To catch up on my life, I saw the Nutcracker ballet, made French Toast from Challah bread, and the toilet paper roll in my first floor bathroom is low. Here are some fun photos.
Godiva's Chocolixirs are the best, as demonstrated by Eric slurping excitedly at the chocolatey goodness. I've had it in Washington D.C.; I've had it in Boston; I've had it in New York. Oh Chocolixir, I don't know how to quit you.
When Au Bon Pain is not a corporate cafeteria, it is where the Famewhores get their New England Clam Chowder, and fiddy-percent-off muffins/chocochips between 4-6pm.
Eric's cat is taking a massive dump. We named it Valhöll, which is Nordic for Valhalla, the Kingdom of Gods. Bitch don't smirk, it's infinitely less stupid than aznswtangel69, k.
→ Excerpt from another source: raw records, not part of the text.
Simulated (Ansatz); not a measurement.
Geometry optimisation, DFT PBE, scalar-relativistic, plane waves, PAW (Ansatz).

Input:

After the orgies with the prepubescent boys in the hotel, we ventured outside and to point and gawk at the nowhere we were in. We've considered jaywalking highways to stave off the creeping boredom that comes with being in rural Pennsylvania. But But But! Pennsylvania does have a redeeming quality. Barclay Prime, a restaurant in Philadelphia, supposedly has a $100 Kobe cheesesteak, that contains shaved Kobe beef, butter poached lobster, triple cream tallegio and carmelized shallots.
To all superficial appearances, Lisa is emo-ly gazing out the windows of Cafe Habana, but in fact, she is leering at the indie boys tripping pass in skinny jeans; parading their asslessness.
Au contraire to the bitch face, I love this corn.